Despite concerns, students safely travel York Road amid new Rodgers Forge Starbucks

Amid concerns of pedestrian safety over the opening of a new Starbucks in Rodgers Forge that features a drive-through window, about 100 Dumbarton Middle School students crossed the busy intersection in front of Towson’s newest coffee shop Monday to make it safely to class.

Some residents of nearby neighborhoods have long expressed concerns that when the drive-through opened at the corner of York Road and Regester Avenue, cars exiting and entering the property would prove dangerous to local children who must cross the intersection on their way to school. Some residents have contested plans for the shop at 6900 York Road — which opened Saturday — since county officials approved it in April 2016.

In December, about 40 neighbors from Rodgers Forge, Anneslie and Stoneleigh gathered at the intersection to to protest the planned drive-through, citing the safety concerns and the potential for the shop increasing traffic congestion generally at the intersection.

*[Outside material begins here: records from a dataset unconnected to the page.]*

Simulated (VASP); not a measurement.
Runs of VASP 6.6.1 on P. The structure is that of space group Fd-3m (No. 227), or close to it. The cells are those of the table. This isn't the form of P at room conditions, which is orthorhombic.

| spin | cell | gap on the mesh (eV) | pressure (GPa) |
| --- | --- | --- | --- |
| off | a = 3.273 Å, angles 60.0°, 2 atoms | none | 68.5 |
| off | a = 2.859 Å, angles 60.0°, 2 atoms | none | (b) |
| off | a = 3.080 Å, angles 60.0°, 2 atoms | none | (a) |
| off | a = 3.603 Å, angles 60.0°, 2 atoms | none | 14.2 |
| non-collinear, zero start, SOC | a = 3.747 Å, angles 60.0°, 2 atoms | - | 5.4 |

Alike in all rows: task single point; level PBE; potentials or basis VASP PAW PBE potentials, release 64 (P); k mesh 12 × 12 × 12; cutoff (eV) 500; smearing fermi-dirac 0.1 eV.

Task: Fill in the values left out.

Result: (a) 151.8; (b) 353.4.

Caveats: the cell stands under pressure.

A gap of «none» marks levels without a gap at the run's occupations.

In response, Baltimore County Councilman David Marks and Del. Steve Lafferty, both of whom represent Towson, asked for a police presence at the intersection to ensure the students’ safety.

On Monday morning, two crossing guards and a police officer were on hand at the corner to assist students.

First in pairs, and then in groups of a dozen or more, middle school students crossed York Road and Regester Avenue Monday with the help of the crossing guards. Two students on bicycles also headed north on York Road toward Towson High School between 7 and 8 a.m.

Baltimore County Police spokeswoman Louise Rogers-Feher said that no incidents occurred at the intersection Monday morning.

“I know there were concerns, but I think they’ve done it pretty well,” Andy McCallion said of the new Starbucks after picking up his morning coffee there.

The Yorkleigh resident said he has a daughter who attends Dumbarton Middle School but that he is not worried for her safety.

“It’s a larger footprint, more open and more welcoming than the other store,” McCallion said of the coffee shop, comparing it to a Starbucks in York Road Plaza that closed last week in anticipation of the Regester Avenue store’s opening.

Leigh Lowe, an Anneslie resident, said she is happy the Starbucks has moved into the space but believes that the store isn’t as friendly to pedestrians as it could be.

Entering the 1,562-square-foot coffee shop from York Road on foot requires walking across the drive-through or around the building to find the entrance.

Despite the inconvenience, she said she’s not ready to judge the effect the store will have on the neighborhood yet.

“Residents are plenty upset, but I’m not going to get worried yet about the traffic,” Lowe said as she walked out of the store with a coffee in hand. “We’ll have to see.”

Crossing guard Marcella Bazemore said an additional safety concern might come from students who walk in the drive-through to get to the coffee shop before class.

About a handful of each group of students that Bazemore helped across York Road darted across a steady stream of cars in the drive-through to the side doors of Starbucks as soon as they reached that side of the street.

Bazemore said the next test would come in the afternoon, when she said even more students cross the busy intersection.

“A lot of the parents drop off in the morning and [the students] walk home.”